Dec. 6, 1941:
The 56,000 residents of Maui had no idea how their lives would be changed the next day. The prospects of a war were topics of conversation only among those who followed world events.
Leaders of Hawaii's Japanese community, worried about the clouds of war forming on the horizon, had held a conference in the late 1930s. The goal was to come up with ways of proving their loyalty to the United States and to fight growing racial prejudice.
Saturday was the day to go to town. Plantation workers had a half day off. Some took the railroad running from Hamakuapoko to Wailuku. Others walked from their camp homes to Paia, Lahaina or nearby plantation stores. Some could have been looking for Christmas presents and maybe looking over a slim variety of Christmas tree ornaments, although trees in homes were rare.
Farsighted residents worried about getting presents ordered from catalogs in time. Mail from the Mainland took weeks on ships. In the camps, mothers sewed presents for their loved ones; children planned or worked at making presents for siblings and parents.
Harry Baldwin, manager of Maui Agricultural Co., could have been planning that year's community Christmas tree and the goodies he traditionally handed out to camp children.
Some camp residents looked forward to that night's movie. Nearly every camp enjoyed movies, largely from Japan or the Philippines, on a weekly basis. Young men took dates to the Iao Theater hoping they could get one of the cozy, two-person loge seats.
An East Maui contingent of Army soldiers thought about being far from home and what could be done in Hana. Maybe a movie. A portion of the squad had duty, watching the ocean off the coast, just as they had for six months.
Dec. 7, 1941:
Sunday was a day of rest. Stores were closed. It was a good day for Maui's workers to fish, tend their livestock and work in household gardens. Working mothers could catch up on their housework. There were church services to attend.
That all ended at 7:55 a.m. Japan attacked Pearl Harbor and other military bases on Oahu. The news came to Maui via Honolulu radio stations before they were shut down by the military fearful of another wave of Japanese planes homing in on the radio signals. News spread across the island via the coconut wireless.
Jazz Belknap hustled to the High Street offices of The Maui News. He called typesetters and pressmen into work. By day's end, Belknap and his crew turned out three editions of the paper, reporting the few known details of the attack.
Thoughts of Christmas and everything else were overwhelmed by one question. Would the Japanese attack or invade Maui? The first tendrils of fear grew among officials and ordinary citizens. Families with sons already in the service hoped they would be safe.

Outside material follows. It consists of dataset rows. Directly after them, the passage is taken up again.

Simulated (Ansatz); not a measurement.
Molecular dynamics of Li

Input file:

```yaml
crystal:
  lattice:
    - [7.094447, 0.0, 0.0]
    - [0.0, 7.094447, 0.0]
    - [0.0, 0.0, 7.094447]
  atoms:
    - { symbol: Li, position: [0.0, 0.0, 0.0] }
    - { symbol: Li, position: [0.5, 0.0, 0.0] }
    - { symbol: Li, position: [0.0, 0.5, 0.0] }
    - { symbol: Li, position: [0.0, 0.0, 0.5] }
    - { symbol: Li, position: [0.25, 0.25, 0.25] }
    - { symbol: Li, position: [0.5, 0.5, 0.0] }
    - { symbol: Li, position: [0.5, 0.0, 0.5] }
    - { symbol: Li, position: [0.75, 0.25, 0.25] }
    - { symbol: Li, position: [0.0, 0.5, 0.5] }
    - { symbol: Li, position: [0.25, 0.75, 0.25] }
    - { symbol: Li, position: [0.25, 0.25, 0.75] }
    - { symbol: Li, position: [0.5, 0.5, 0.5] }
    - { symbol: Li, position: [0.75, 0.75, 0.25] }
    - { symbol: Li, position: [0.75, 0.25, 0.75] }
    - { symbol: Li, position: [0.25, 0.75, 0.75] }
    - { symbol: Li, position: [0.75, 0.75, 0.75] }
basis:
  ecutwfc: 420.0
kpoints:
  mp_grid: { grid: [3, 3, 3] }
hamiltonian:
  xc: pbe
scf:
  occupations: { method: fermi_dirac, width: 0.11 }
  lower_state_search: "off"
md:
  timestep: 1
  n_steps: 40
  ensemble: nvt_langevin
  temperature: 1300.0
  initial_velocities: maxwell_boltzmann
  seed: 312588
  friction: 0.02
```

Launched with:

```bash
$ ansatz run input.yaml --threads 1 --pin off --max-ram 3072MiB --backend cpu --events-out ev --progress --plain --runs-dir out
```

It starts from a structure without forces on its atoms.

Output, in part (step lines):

At Puunene, two Army planes ready for a training exercise were ordered into the air. The pilots searched the skies for more planes. Members of the Territorial National Guard reported for duty and were assigned to a variety of locations, including the airport.
When the search planes ran low on fuel, they returned to Puunene. Nervous National Guardsmen let go with their rifles. Those planes might be Japanese. The pilots made it down safely despite their planes being hit by numerous bullets. Another pilot flying a light observation plane set down near Lahaina.
In the plantation camps, Filipinos wondered about the fate of their homeland. At this point, they didn't know Dec. 7 also brought attacks on the U.S. forces stationed at Clark Field.
At first, there was no inordinate concern among Japanese plantation workers. They were all loyal to their new home, even though many had registered marriages and births with officials in Japan. Those notices were often written by Japanese language teachers.
The teachers would be the first to be rounded up, along with everyone who had regular contact with officials in Japan. Amateur radio operators were particularly suspect. In Makawao, a group of Portuguese would take title of a Japanese mission. The deal called for them to return the property when the fear of being confiscated was over.
Dec. 7, 1941, ended on Maui with residents literally and figuratively in the dark. Windows were covered and lights doused. That year, Christmas would be a quiet affair.